Third, the two-tier system affords distinct benefits to a criminal defendant not present in the more conventional system. These benefits flow from the very same aspect of the system which Lydon criticizes. Under the two-tier system, a defendant receives two full opportunities to be acquitted on the facts. The conventional American criminal system, unlike that in some European countries, permits virtually no appellate review of factual determinations. The opportunities now afforded to suppress evidence on legal and constitutional grounds do not help on this score: indeed, the most worrisome ground for a possible miscarriage of justice — misidentifieation by a witness — remains largely untouched by the jurisprudence of the past generation. The Massachusetts two-tier system, however, al*12lows the possibly innocent defendant two opportunities for acquittal on the facts. This is a benefit of no small dimension. For defendants generally, it is far more meaningful than retaining a right to appeal from the first trial on grounds of insufficient evidence. In foregoing the latter, convicted defendants gain the right not to be convicted finally unless the prosecution twice proves their guilt beyond a reasonable doubt.

Fourth, while the de novo trial allows the prosecution to put in a different and perhaps stronger case, the same is of course true for the defendant. Bearing in mind that, in the usual case, the first-tier court can be expected to acquit where the evidence is insufficient, it will be the rare ease where a convicted defendant with a valid insufficiency claim is forced to stand trial for a second time. The far more usual case will be that of the defendant convicted at the first tier on legally sufficient (if factually close) evidence. Under the Massachusetts system, that defendant gets the distinct benefit of a brand new trial, in which he has all the tactical benefits of knowing the prosecution’s case and shifting his defenses to meet it.

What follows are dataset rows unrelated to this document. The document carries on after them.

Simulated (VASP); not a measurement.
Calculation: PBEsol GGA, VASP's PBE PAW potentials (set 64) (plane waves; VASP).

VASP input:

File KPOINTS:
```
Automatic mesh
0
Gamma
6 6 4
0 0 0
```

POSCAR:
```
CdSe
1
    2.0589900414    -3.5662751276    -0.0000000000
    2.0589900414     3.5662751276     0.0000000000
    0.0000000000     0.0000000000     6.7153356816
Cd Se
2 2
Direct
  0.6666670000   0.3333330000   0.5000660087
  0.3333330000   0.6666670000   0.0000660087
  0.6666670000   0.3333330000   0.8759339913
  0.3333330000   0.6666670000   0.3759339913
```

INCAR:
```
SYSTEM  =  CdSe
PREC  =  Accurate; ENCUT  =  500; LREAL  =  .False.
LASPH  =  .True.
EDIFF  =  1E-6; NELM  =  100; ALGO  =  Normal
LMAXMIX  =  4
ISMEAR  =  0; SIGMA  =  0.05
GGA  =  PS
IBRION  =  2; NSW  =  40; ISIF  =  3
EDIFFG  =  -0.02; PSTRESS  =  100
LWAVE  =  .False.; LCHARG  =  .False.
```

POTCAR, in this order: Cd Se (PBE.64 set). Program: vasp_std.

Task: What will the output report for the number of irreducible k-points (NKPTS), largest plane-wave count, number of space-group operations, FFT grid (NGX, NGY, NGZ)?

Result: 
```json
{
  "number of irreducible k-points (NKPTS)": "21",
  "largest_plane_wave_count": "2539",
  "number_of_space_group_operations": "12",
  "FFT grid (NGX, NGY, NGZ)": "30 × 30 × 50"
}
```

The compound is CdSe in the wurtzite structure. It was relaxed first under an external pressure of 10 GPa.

Fifth, in the rare case of someone like Lydon who was convicted at the first tier on insufficient evidence, the defendant has no lack of opportunities for later vindication: first, he may be acquitted on motion after the prosecution puts in its case in the de novo trial, assuming the judge feels the prosecution’s evidence is insufficient. Second, the jury may acquit him at the second trial. Third, he may later win on an insufficiency claim relative to the second trial in a Massachusetts appellate court. While technically he is “tried again”, the second stage proceeding can be regarded as but an enlarged, fact-sensitive part of a single, continuous course of judicial proceedings during which, sooner or later, a defendant receives more — rather than less — of the process normally extended to criminal defendants in this nation. To deny a state the right so to structure its optional criminal process is to approach saying that the Constitution imposes for all time a single model of criminal process.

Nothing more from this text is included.